The remainder of this article provides three (hopefully reusable) sample COM implementations :

  • a simple COM DLL
  • an automation-enabled COM DLL
  • an automation-enabled COM exe

Plus several working test environments (C/C++ and VB).

A simple COM DLL

You'll find above, a working simplecomserver.zip package which is the resulting code for the following steps.

Start VC6/7, create a new project called simplecomserver. Select the WIN32 dynamic library project wizard, and opt for the simple DLL project option.

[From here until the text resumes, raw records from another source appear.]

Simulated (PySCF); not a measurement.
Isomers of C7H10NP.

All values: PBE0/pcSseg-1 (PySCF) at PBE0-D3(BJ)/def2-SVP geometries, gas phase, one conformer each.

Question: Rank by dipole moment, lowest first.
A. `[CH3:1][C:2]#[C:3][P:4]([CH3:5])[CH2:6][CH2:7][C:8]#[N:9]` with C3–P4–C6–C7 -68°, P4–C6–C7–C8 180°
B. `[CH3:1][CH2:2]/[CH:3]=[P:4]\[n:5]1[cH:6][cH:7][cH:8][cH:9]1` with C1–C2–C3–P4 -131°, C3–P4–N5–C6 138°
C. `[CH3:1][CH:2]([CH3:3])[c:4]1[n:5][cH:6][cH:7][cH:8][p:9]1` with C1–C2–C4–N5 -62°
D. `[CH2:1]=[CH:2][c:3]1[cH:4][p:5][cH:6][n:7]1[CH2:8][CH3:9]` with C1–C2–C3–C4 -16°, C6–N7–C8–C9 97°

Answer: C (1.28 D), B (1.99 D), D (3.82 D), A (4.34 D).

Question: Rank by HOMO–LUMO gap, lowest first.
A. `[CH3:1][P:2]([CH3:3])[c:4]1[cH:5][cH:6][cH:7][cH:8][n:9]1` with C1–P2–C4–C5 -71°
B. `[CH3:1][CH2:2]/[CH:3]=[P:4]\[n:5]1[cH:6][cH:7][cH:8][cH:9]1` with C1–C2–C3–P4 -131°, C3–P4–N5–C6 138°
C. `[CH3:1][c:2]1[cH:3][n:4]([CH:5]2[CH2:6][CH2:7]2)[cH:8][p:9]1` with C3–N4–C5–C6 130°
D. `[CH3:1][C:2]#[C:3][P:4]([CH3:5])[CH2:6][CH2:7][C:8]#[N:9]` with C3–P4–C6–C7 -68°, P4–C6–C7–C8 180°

So far, you should have a project with stdafx.h/cpp precompiled headers, plus simplecomserver.cpp with this code:

// simplecomserver.cpp : Defines the entry point for the DLL application.
//

#include "stdafx.h"

BOOL APIENTRY DllMain( HANDLE hModule, 
                       DWORD  ul_reason_for_call, 
                       LPVOID lpReserved
                     )
{
    return TRUE;
}

Now we are going to declare our COM interface. Let's create a new .idl file (simplecomserver.idl), and paste what is below into it:

import "wtypes.idl";

[
    uuid(6F818C55-E6AD-488b-9EB6-511C0CCC0612),
    version(1.0)
]
library LibCOMServer
{
    importlib("stdole32.tlb");
    importlib("stdole.tlb"); 

    [ uuid(7F24AABF-C822-4c18-9432-21433208F4DC), 
      oleautomation 
    ]
    interface ICOMServer : IUnknown
    {
        HRESULT Name([out] BSTR* objectname);
    }


    [ uuid(6AE24C34-1466-482e-9407-90B98798A712),
      helpstring("COMServer object") 
    ]
    coclass CoCOMServer
    {
        [default] interface ICOMServer;
    }
}

We have an interface inside an object (coclass keyword), itself part of a set of objects (there's only one here) belonging to a type-library (library keyword). Both interfaces, objects and type-libraries have ids that uniquely identify them: it's produced by a tool such as guidgen.exe (available from MSDEV / Tools menu).

Add simplecomserver.idl to your project files, right-click on it and compile it. This produces the type-library in the Debug folder. simplecomserver.tlb is a binary-compiled IDL file, nothing else. The type library is what applications and languages are going to read and parse, to extract interface names, method names, parameter qualifiers and so on at run-time. That's why the type library is such an important piece to worry about.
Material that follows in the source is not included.